With just over three months until Londoners head to the polls, the race for Mayor has begun to generate some serious sparks. In the House of Commons, both Sadiq Khan and Zac Goldsmith have been slugging it out to put their own spin on the Housing and Planning Bill in the run up to an election that Khan has branded a ‘referendum on London’s housing crisis’.
Meanwhile, accusations of ‘divisive dog whistle politics’ and ‘race cards’ from both the Labour and Conservative candidates have dominated the City Hall newsbeat.
As both campaigns start to dig in for the hundred day countdown, Zac Goldsmith’s ‘Action Plan’ has been released to give a flavour of his priorities. It seems that he too wants to tackle housing head on in the election; the plan opens with a raft of policies designed to build more houses and earmark more for locals.
Goldsmith pledges to double housebuilding to 50,000 new homes per year by the next mayoral election in 2020. Perhaps to forestall fears that the new properties could all be snapped up by overseas buyers, he wants to see Londoners given the first chance to buy them. The plan also includes a promise to allocate a ‘significant proportion’ of these new properties exclusively for rent.
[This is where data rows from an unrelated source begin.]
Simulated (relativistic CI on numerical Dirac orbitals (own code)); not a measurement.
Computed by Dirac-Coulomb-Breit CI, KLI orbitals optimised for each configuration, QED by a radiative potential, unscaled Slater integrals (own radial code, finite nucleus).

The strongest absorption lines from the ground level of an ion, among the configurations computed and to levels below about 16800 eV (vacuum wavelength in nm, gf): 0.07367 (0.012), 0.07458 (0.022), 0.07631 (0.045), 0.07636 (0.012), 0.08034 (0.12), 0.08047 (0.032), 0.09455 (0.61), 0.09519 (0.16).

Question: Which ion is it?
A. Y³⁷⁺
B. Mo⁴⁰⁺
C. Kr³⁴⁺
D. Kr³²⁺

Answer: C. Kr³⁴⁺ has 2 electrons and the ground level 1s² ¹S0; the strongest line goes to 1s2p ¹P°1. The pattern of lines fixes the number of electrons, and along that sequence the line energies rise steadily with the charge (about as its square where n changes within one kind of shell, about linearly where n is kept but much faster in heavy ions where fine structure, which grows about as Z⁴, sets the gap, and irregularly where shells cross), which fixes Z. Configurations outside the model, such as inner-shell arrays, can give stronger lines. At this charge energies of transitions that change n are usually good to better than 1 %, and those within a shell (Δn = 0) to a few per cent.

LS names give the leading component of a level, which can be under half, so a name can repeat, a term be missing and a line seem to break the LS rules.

What remains to be seen is how these commitments to more building – alongside promises to promote an expanded rail network, including Crossrail 2 – will square with Goldsmith’s noted environmentalism. Elsewhere, his action plan enshrines these environmental credentials, calling for both Green Belt protections and for more green spaces in London.
This raises the question: which side of Zac Goldsmith will win out? The former editor of Ecologist magazine who wants to protect London’s ‘green lungs’, or the construction-friendly politician aiming to fix London’s housing crisis and invest in infrastructure?
Only time will tell. And voters will have to measure their faith in Zac Goldsmith against the offerings of his rival Sadiq Khan when Londoners from Barnet to Bromley take to the polls on 5 May.